The key is to be very clear to everyone involved just what success looks like, and to provide the guidance that the product team needs in order to make the necessary trade-offs in design and implementation.
Step 3: Define the User Profiles, Goals and Tasks
Now that you understand what problem you want to solve, the next step begins with an in-depth understanding of the target users and customer. During this step, it is important to work very closely with your product designer.
User Profiles
By this stage, the product manager will have hopefully met with many target customers, and have spent considerable time with first-hand observations and discussions. Now we need to classify the types of users and customers, and to determine who the primary users are.
For example, if you’re building an Internet auction service such as eBay, you know that you have both buyers and sellers, and for each of those you have low-volume/occasional users and high-volume/frequent users. It is not hard to imagine that there are several other less prevalent types of users as well, such as the corporate purchasing agents that may buy items for their company.
What the product manager and designer need to do is first identify the most important constituencies, and then try to characterize them in considerable detail, so that you can use these profiles to guide you in the design of the product. These profiles are sometimes called “personas” and while they should be fictitious, they should be as representative, realistic and plausible as you can make them. The idea is to come up with an archetype which captures the essence of this type of customer.
Here’s an example:
Leon the Power Seller is a 46 year old male that lives in Fresno and runs a small motorcycle parts business. While he does maintain a small shop, almost all of his sales come from eBay, where he sells on average 400 items per month. He sells a wide range of motorcycle related items, but his most popular items are saddle bags for Harley Davidson’s. He owns two big Harley’s himself, and he also drives a 1993 Toyota Pickup. Leon is married and has two teenage sons.
Leon bought his computer just so that he could use eBay, and seldom uses anything except eBay and e-mail. Leon has been selling on eBay for three years now, and has learned what he needed to in order to effectively sell. He has a feedback rating of over 5000, which he takes great pride in. When eBay changes things on the site, especially the selling process, it can be very aggravating for him to learn the differences and change his procedures.

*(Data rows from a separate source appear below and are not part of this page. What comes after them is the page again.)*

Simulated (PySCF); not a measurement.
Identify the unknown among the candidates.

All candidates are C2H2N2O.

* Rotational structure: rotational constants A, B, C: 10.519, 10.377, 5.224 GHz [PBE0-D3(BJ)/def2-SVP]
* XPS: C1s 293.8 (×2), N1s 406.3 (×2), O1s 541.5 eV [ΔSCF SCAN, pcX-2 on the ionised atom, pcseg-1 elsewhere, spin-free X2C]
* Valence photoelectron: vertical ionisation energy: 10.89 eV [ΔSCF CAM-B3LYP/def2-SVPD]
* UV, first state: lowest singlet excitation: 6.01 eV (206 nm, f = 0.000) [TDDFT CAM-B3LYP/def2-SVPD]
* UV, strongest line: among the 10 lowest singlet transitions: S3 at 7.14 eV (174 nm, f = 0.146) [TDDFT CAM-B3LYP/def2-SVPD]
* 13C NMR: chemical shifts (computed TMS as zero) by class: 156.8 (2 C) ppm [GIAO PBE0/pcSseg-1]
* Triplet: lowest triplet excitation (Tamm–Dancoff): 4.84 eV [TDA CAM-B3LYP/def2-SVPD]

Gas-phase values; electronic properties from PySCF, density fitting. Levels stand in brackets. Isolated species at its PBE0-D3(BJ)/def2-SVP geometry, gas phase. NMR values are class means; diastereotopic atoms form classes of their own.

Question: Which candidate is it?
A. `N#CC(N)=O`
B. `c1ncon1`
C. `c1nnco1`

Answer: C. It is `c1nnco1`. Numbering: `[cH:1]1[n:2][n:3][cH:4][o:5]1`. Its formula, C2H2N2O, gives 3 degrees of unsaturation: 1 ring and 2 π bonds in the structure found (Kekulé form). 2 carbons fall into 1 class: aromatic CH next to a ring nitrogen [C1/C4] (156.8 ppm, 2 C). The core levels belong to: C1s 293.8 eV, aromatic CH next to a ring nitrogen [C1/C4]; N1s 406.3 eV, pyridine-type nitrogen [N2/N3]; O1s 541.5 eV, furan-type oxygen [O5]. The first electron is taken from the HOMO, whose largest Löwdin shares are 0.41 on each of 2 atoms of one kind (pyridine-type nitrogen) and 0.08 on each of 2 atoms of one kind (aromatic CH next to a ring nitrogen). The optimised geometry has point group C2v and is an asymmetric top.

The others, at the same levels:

Leon has well-established routines where he lists items to sell on Monday, and most of his auctions end by Friday, and he tries to get the shipments out within a few hours of receiving the payments.
Hopefully this description helps you get to know Leon and understand where he is coming from. As we consider new features, we can ask ourselves what Leon’s response to the feature would likely be, and what we would need to do in order to get him successfully utilizing it.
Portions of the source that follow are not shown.